Minnesota Connection: Banded Iron Formation

Leading up to the GOE, the anoxic environment of the oceans allowed iron to be present as a dissolved ion in ocean water. As photosynthesis changed ocean chemistry and oxygenated the water the dissolved iron bonded with oxygen to create iron oxides. This is the same process that occurs when you leave iron outside to rust; oxygenating the oceans effectively created rust! Iron oxide is not soluble in water, so it precipitated (formed a solid) that settled on the sea floor as a layer of iron rich sediment.

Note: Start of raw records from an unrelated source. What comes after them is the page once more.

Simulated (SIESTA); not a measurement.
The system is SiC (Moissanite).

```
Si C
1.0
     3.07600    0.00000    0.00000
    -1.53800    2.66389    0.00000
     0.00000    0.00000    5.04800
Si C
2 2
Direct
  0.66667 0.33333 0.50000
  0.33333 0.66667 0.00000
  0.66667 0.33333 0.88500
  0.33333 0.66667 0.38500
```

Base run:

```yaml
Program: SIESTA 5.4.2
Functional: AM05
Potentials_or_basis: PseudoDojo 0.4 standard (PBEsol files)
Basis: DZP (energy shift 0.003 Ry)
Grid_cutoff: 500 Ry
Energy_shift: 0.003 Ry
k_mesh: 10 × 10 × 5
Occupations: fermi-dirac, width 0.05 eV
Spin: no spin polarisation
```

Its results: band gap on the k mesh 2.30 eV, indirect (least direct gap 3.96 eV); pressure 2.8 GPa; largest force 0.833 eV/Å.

Oxygenating the oceans was not completed in one attempt. It took time to build oxygen levels to the persistent levels of today, and throughout this time oxygen levels would rise and fall again. When oxygen levels were high, dark colored iron-rich sediments would accumulate and when oxygen levels were low, iron-poor sediments that were dominantly red colored chert, a microcrystalline form of quartz, would accumulate. In this way layers of dark iron-rich and red iron-poor sediments built up over time on the ocean floor. These are known as banded iron formations, or BIFs (Figure 3B.2.2, left). Once the dissolved iron in the oceans had all been oxidized and the oceans had become fully oxygenated, there was no longer a mechanism for creating BIFs. As a result, all BIFs on the planet are old, with the vast majority of them forming between 2.8 and 1.8 Ga, associated with the GOE. Another pulse of oxygenation later in the Neoproterozoic, possibly associated with the Cryogenian Ice Age, yielded minor amounts of BIF that are about 750 Ma. The youngest BIFs found on the planet are about 520 Ma, but are very rare and highly localized, suggesting the conditions for creating BIFs remained in only small pockets of ocean by this time. No banded iron has formed since this time.

Figure 3B.2.2 Banded Iron Formation in the Iron Range of Minnesota. Left: Photograph of the alternating dark and red bands of BIF in the mine shaft at the Soudan Mine in Lake Vermilion-Soudan Underground Mine State Park. Right: View of the Rouchleau Pit from the overlook near Virginia, MN. Rouchleau Pit is a former open pit mine targeting the iron rich BIFs in this area. Source: James St. John (2015). CC BY-2.0. Found here and here.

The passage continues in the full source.